Do we need hard currency in digital era?

The Central Bank of Kenya is about to spend Sh10 billion annually to print the new-look currency.

Which raises the question: Do we really need hard currency when most Kenyans now use mobile (digital) money?

I have asked that question for months but last week International Monetary Fund (IMF) managing director, Christine Lagarde, gave credence to our quest at the Distributed Ledgers and Artificial Intelligence Task Force to have Central Bank consider simply issuing digital currency in Kenya where majority of people are already using some form of digital currency.

While speaking at the Singapore Fintech Festival, Ms. Lagarde asked central banks to consider the possibility of issuing digital currency. In her view, “That currency could satisfy public policy goals, such as financial inclusion, and security and consumer protection; and to provide what the private sector cannot: privacy in payments.”

She lauded central bank-issued digital currency as capable of improving financial stability by reducing the risk of bank runs. Bank runs are critical events when customers withdraw their money in cash from their accounts for fear that that the cash may run out, especially after perceptions emerge that the bank may become insolvent.

In what could be seen as taking a swipe at excessive regulatory regimes in central banks, Lagarde said a central bank should focus “on its comparative advantage back-end settlement—and financial institutions and start-ups are free to focus on what they do best—client interface and innovation. This is public-private partnership at its best.”

These comments touch on raw nerves for macro economists especially around the regulatory framework. Yet technology positively impacts the productivity of a country. Greater productivity leads to higher output for the same resources, hence the growth of an economy.

Since the advent of Financial Technology (fintech), not much has been done with respect to the relationships between Information and Communication Technology, macroeconomics and economic growth. Economists see technology as an exogeneous (originating from the outside) variable to their work.

Technologists complain about macroeconomic policy that stands in their way. But with so much technological impact from mobile money on macrocosmic environment, we should by now be analyzing the impact of technology advances on future economic growth.

If we did for example with digital currency, the economy will grow exponentially. Here is how.

Digital currency, as has been evidenced by mobile money, creates greater inclusivity and perhaps that is why Ms. Lagarde pointedly said that “We know that banks are not exactly rushing to serve poor and rural populations.”

Indeed, the term inclusivity in financial services emerged with the many Fintech start-ups across the world employing ingenious methods to solve the problem of poverty and positively changing the lives of millions of people.

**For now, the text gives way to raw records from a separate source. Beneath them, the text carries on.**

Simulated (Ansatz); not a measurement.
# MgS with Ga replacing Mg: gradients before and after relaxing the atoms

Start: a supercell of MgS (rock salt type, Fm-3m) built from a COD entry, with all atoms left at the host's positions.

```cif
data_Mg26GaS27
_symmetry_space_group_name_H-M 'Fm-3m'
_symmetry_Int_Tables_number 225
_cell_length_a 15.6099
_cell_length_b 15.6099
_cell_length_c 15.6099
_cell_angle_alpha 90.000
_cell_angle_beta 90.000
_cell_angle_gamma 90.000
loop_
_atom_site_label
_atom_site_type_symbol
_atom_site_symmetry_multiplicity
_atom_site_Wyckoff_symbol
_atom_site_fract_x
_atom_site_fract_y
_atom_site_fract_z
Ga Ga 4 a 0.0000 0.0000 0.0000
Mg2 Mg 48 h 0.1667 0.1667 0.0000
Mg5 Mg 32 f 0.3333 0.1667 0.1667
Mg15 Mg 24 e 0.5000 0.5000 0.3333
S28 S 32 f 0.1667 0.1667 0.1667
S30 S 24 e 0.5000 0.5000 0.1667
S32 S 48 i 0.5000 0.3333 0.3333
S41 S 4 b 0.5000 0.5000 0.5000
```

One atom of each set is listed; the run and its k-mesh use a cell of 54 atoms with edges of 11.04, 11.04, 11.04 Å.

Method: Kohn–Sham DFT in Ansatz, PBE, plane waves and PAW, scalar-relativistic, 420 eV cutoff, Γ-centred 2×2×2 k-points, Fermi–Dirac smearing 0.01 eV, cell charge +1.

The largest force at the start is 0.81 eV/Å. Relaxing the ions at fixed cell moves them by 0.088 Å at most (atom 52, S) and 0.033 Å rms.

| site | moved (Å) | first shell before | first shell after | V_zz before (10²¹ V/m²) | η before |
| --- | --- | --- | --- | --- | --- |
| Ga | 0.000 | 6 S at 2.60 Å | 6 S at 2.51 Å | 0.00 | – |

Digital currency gives the country the fastest way to demonetise the currency and disrupt that crop of citizens who have stashed cash in their homes. The immediate benefit will be increased liquidity in banks and a dramatic rise in tax collection. The country will have a real opportunity to effectively deal with corruption that has dogged the country for a long period of time.

The added benefit of people not carrying cash would likely reduce crime significantly.

Perhaps the greatest benefit is the fact that a cashless economy has better traceability mechanisms to deal a major blow to illegal transactions including.

If the implementation is done well, virtually every citizen and organisation will have a bank account. This in itself will be a major disruption given the fact that the informal enterprises will be formalised and instantly become visible in national statistics as well as with tax authorities.

Although a great number of Kenyans have had experience with some form of digital currency, there is a risk that digital currency will be vulnerable to cyber-attacks where hackers may steal money from unsuspecting citizens.

These, however, are risks that can be mitigated through use of technologies like blockchain. Adoption of a cashless economy is a chance in a lifetime to reshape the economy for a more prosperous future.

The writer is an associate professor at the University of Nairobi’s School of Business.

The views expressed in this article are of the author.